Sexual Harassment at Work: How Abuses of Power Begin

As a legal HR consultant for businesses large and small, I have investigated some difficult harassment complaints.  Sexual harassment can include unwelcome sexual advances, requests for sexual favors, and other verbal or physical harassment of a sexual nature.  The most difficult ones are the ones that begin as consensual relationships but then turn into ugly abuses of power.

At a company I consulted for, an employee filed a complaint against her manager.  The manager had been requiring sexual favors. If she refused, he threatened to fire her. This is pretty textbook sexual harassment.  It’s called “quid pro quo”, which means “this for that”.  It’s the stereotypical example of harassment where a superior bases employment decisions upon sexual favors.  (To learn more about the definition of sexual harassment, see this post.)  
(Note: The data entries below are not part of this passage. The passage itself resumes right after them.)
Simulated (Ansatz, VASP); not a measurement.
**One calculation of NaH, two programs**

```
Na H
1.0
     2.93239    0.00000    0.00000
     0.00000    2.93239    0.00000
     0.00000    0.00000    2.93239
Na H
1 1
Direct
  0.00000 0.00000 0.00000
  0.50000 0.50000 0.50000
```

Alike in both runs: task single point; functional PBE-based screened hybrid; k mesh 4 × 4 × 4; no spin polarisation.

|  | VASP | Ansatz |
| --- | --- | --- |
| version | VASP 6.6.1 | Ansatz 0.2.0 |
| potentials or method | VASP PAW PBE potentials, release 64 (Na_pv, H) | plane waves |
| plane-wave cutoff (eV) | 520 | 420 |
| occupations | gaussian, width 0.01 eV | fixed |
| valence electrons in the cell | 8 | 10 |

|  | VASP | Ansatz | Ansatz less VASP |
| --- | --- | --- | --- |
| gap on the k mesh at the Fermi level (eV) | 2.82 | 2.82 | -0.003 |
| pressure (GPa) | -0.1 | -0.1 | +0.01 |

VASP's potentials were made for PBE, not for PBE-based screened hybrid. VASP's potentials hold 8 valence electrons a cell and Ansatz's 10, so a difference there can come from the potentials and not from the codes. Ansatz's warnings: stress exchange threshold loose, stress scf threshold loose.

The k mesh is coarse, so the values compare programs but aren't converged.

When the employee reported this to me, she hung her head down and rarely looked up.  She began by saying, “I will probably be fired because I have had an affair with my boss for the past two years.”  She said that she was okay losing her job because she could not stay silent any longer.   

The affair allegedly began more innocently and did not involve such an overt quid pro quo.  She said that one day at work he asked her to go to dinner with him.  He gave her flowers on the date; she had not received flowers from a man in 15 years.  She said she willingly saw him again, and she became his girlfriend very quickly.

But after only a few months, it got ugly.  He began to text her during work or when she was at home with her daughter.  His texts used graphic language about what he wanted her to do to him.  If she did not respond fast enough, his texts became threatening and aggressive.  She began to tell him “no” in the text messages.  He threatened to tell HR about their relationship and said that he would fire her.

The victim here thought it was her fault.  Although I had led an anti-harassment training frequently at this company, she felt she was responsible and had broken the rules. As I interviewed her about what happened, she hung her head down, crying as she showed me the text messages she had saved.  

Her manager was a key employee at this business.  When I gave the final report of the investigation to an executive at the company, his face turned red.  He looked at me and said, “This man is a criminal.”  He terminated the manager on the spot. Then he found the employee who had been harassed and told her that he would make sure she was protected.  

When you do have to investigate claims of sexual harassment at your workplace, handle the investigation confidentially and focus on the evidence.  Neither the victims nor the accused want the situation being gossiped about.  Remember that a consensual relationship really cannot happen when it is a superior-subordinate relationship.   Make it known to your employees that should it occur, they can report harassment to you and that you will take care of it.